God used my friend to help me get through one of the most diffuclt (and wonderful) times of my life. I am thankful she opened up to me about  personal issues that brought her off the pedastal I had placed her on. She’s normal just like me. We may struggle with different specifics, but the end result is the same. We’re both redeemed children of God on the same journey through His school of transformation.

I am also thankful she doesn’t preach at me. Even when I was deeply distressed, on the verge of suicide, she never preached to me. The only thing she did was ask to spend time with me in fellowship. Over the past 6 weeks we have grown closer as friends, but I’ve also experienced life in the family of God as it was meant to be; transparency, openness, truth, and encouragement. Through us our kids have learned what authentic relationship looks like. They pray together before lunch, play together in the sun, and worship together in church. (Mother’s Day was interesting with 4 kids ages 5 and under and 3 adults trying to mainatin order during the sermon.) I love her kids as if they were my own, and I know she feels the same about mine.

(Here she is playing with my daughter at the park.)

(Our kids: Caleb, Samantha (mine), and Micah.)

I would  urge those of you who want to put your best foot forward: while there is nothing wrong with this, consider being a little paper thin in your approach. Reveal yourself as you really are, and don’t worry about “what they’ll think”. Maybe there is someone who needs to hear that you’re a real person who does real things and has real struggles. Don’t waste your journey by keeping it a secret; allow God to use it.

Demolished Expectations

I have a nasty habit of having expectations as high as a skyscraper. Usually they crumble with as much force as a scheduled demolition. This time I asked God to lower my expectations, if not demolish them completely.  I wanted to be proactive,”Lord, please help me to have a grateful heart.”

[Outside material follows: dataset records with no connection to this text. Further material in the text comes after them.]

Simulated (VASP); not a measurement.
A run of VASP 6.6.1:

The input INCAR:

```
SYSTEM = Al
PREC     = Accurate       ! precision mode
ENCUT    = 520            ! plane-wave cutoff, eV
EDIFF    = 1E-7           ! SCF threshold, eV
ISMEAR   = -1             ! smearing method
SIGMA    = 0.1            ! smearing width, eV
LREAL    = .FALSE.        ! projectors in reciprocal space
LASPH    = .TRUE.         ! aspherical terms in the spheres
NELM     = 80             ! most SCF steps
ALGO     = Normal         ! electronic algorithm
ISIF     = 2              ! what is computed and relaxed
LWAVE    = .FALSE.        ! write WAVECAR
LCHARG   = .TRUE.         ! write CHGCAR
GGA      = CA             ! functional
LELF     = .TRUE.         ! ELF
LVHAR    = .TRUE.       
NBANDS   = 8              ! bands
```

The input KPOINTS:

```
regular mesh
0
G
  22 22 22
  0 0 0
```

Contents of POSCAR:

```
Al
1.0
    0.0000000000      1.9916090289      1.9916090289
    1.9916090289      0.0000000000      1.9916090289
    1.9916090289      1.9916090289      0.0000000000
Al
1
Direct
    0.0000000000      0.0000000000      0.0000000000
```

Mother’s day arrived, and I remembered my prayer. Yet I still found myself oddly expectant of something great. Unfortunately for me, God hadn’t forgetten my prayer.  Deep down, despite my prayer, I expected to come home from church to a beautiful bursting bouquet and an expensive electronic device I hinted at wanting the day before.

Near the end of the Sunday class, my phone began to vibrate. I saw my husband calling and had the immediate sense it wasn’t going to be good. He never called me when he knew I was in church. As soon as the class let out I called him back.

“What’s wrong?” I asked immediately.

“I’m broken down on the side of the road with a flat tire, and the cheapest one I’ve been able to find is almost $300. Apparently I have a ‘rare’ rim size.”

I felt disappointment drench me like a broken dam.

God allowed me plenty of time throughout the Mother’s Day message to ruminate over my shattered expectations. He reminded me I had asked for divine intervention on this issue. I was beginning to think I should have been more specific. “One dozen roses instead of two, Lord, thanks.” With new resolve, however, I decided to be ok with whatever waited for me, choosing to be thankful for my husbands safety and ability to get what he needed for his truck.

After the service ended, Samantha and I were walking to the car when she erupted in tears. After 30 minutes of hysteria she finally told me what was wrong which further exasperated me. She was mad because there was a toy she didnt get to play with in Sunday School. Really?! By the time I got home, I was nothing short of ticked off. First the flat tire, now this. My pout-fest rivaled that of a 2 year old. When I walked in the door I found 2 roses in a vase and a chocolate cake covered in strawberries.

At first I thought it was sweet my husband spent a couple bucks on flowers despite our recent financial burden, but then I noticed the checkbook. He had obviously found a used tire much cheaper than anticipated. I glanced back at the flowers and felt anger brewing rapidly. What made it even worse was knowing full well (thanks to the Holy Spirit) my attitude was wrong. He had that much money to work with, and I got two little roses! Not to mention the decadent chocolate cake; don’t get me started! He knows my struggles with an eating disorder, yet he still purchases tempting food as a gift! Doesn’t he know me at all?!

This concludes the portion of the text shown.